Trading or Investing without the knowledge you will gain from Charting and Technical Analysis is nothing more than a Crap Shoot. If you're lucky - you might win. If you're not lucky - you may lose it all...
Why every Investor needs Charting and Technical Analysis to be successful:
You must know WHEN to invest. Let's look at some of the common mistakes that Charting and Technical Analysis will help you avoid.
The fallacies of investing:
1. The belief that holding an investment long term is safe and profitable.
2. Diversification prevents loses.
3. That Mutual Funds are safe.
4. That Dollar-Cost Averaging is smart.
5. That Financial Advisors are investment professionals.

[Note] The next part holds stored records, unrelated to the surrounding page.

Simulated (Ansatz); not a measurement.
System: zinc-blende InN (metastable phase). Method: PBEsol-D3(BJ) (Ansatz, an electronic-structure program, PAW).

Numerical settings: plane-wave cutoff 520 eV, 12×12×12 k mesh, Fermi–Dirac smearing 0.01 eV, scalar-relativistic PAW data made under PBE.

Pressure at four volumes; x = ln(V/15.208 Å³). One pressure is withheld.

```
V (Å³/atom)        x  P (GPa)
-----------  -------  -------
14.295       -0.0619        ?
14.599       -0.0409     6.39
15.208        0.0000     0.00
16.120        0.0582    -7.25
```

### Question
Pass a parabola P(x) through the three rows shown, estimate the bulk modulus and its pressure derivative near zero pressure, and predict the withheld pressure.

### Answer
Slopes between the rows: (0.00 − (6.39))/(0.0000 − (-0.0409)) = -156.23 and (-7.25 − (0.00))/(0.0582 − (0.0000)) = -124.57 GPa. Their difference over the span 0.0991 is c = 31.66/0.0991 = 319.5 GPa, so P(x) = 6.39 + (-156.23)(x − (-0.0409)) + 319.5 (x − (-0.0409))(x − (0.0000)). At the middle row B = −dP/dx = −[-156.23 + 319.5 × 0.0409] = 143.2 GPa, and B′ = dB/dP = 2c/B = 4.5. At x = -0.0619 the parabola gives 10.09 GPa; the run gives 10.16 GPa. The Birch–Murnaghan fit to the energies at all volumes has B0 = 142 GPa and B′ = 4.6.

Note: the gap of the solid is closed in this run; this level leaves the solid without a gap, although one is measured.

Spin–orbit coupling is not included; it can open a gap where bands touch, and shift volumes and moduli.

These fallacies lead to financial suicide for some investors.
The one key to investing that most every individual investor misses and is a huge mistake is:
# 1: Investing at the wrong time.
What is the reason for all investing mistakes?
* Either purchased the wrong investment
* Or purchased at the wrong time
Now, during an advancing bull market, more than 80% of stocks and investments go up. “All ships rise and fall with the tide” is a phrase used regarding the market and is historically true.
That’s why most mutual funds and stocks return a profit in good market times. Everyone’s a genius in a bull market! Thus, even purchasing a bad investment can sometimes turn a profit during an advancing market. But during a market decline, and especially a bear market, more than 80% of stocks and funds decline.
That's why investing at the RIGHT time is by far the most important strategy when devising an investment plan. That is 90% of the battle.
For instance:
Is Microsoft a good investment? How about Walmart, HP, GE, or most any other financially sound and stable company? Sure they are!
But was Microsoft a good investment in 2000 at $60 per share? Walmart at $72, or GE at $50? No! Even buying these Blue-Chip, Dow Industrial components at the wrong time would have resulted in a huge loss that you would still be holding more than 10 years later.
# 2: Mutual Funds are not safe.
The same is true for mutual funds.
Buying shares of a fund at the wrong time can result in financial disaster. Are mutual funds a bad investment? No! But just like stocks, there are good ones and bad ones, there are more than 15,000 different funds available and very few consistently make money. But buying one at the wrong time reduces your chance of success to NIL.
Now, an advisor is going to sell you a mutual fund if they can. This is because they have a sales quota to meet and mutual funds not only pay the highest commissions up front, but they also pay ‘trailing commissions.’ This means constant commission income from your investment dollars AFTER the sale.
# 3: Diversifying
Diversifying is one of the most MIS-LEADING tricks of the trade. The typical Advisor's sales pitch is to tell you to diversify. That way they can sell you a bunch of different products under the premise of holding for future profits - With absolutely no regard to what the current market is doing or may be about to do. That is the only form of investing 99% of them know. And 99.9% of them know nothing about Technical Market Analysis.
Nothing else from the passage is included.